As I was clearing out some old piles of paper I came across an article in the Autumn 2005 edition of the now defunct MBA Business magazine. The title is "Start Making Sense" and it's about the jargon we all tend to use:

Read the packaging on any of Ronseal's products, be it Quick Drying Patio Paint or 5-Minute Fence Finish, and you'll find a very reassuring company motto: "Does exactly what it says on the tin".

If only all business communication was so straightforward.

I suppose the obvious thing to say is just: "Amen!"
Still, that's not a particularly new thought, so why I am writing about it in my new blog?

In part, to remind myself that I'm not writing academic papers any more. A certain kind of jargon is a useful shorthand when communicating with people who "know what you mean" but that isn't always appropriate on a blog.

And yet, in part, I have to say that the world will never be so simple. In the magazine article they note how often jargon is a substitute for real thought and knowledge and how many people and companies use it to avoid making tangible commitments. Still, even if we magically made everyone honest and diligent, I cannot see jargon disappearing completely.
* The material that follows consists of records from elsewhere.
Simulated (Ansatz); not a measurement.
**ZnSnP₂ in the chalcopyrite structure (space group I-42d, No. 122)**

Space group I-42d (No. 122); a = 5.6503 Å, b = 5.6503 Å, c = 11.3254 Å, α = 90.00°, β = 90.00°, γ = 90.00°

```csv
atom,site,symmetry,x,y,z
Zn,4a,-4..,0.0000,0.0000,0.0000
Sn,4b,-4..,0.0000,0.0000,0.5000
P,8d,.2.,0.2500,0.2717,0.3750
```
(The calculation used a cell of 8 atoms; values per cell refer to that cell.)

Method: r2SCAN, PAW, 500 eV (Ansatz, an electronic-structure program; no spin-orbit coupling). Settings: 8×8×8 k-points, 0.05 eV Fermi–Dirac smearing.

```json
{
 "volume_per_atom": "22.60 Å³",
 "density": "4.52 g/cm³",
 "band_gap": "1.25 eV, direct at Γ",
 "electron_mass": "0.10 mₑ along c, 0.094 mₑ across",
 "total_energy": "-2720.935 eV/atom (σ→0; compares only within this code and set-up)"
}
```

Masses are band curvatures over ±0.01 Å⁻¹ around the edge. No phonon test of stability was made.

I want to blog about communications, particularly internal communications and culture, so there's bound to be some fancy words used now and then. If you want to be precise about things that everyone has a bit of an idea about, then you need to use less common words sometimes, just to pinpoint what you really mean. And to state another obvious point, jargon is in part a cultural badge. Using the right words lets people know you are "one of them." Every subculture tends to create a shared language and that's part of how jargon comes about.

To aid communication we should try to follow these simple rules:

1) Avoid jargon where possible.

2) If you have to use it, be aware that you are excluding some audiences as well as including some. Ask yourself who those people are and if you mean to treat them in that way.

3) If you are going to use it, be sure you're willing and able to translate into plain English if required.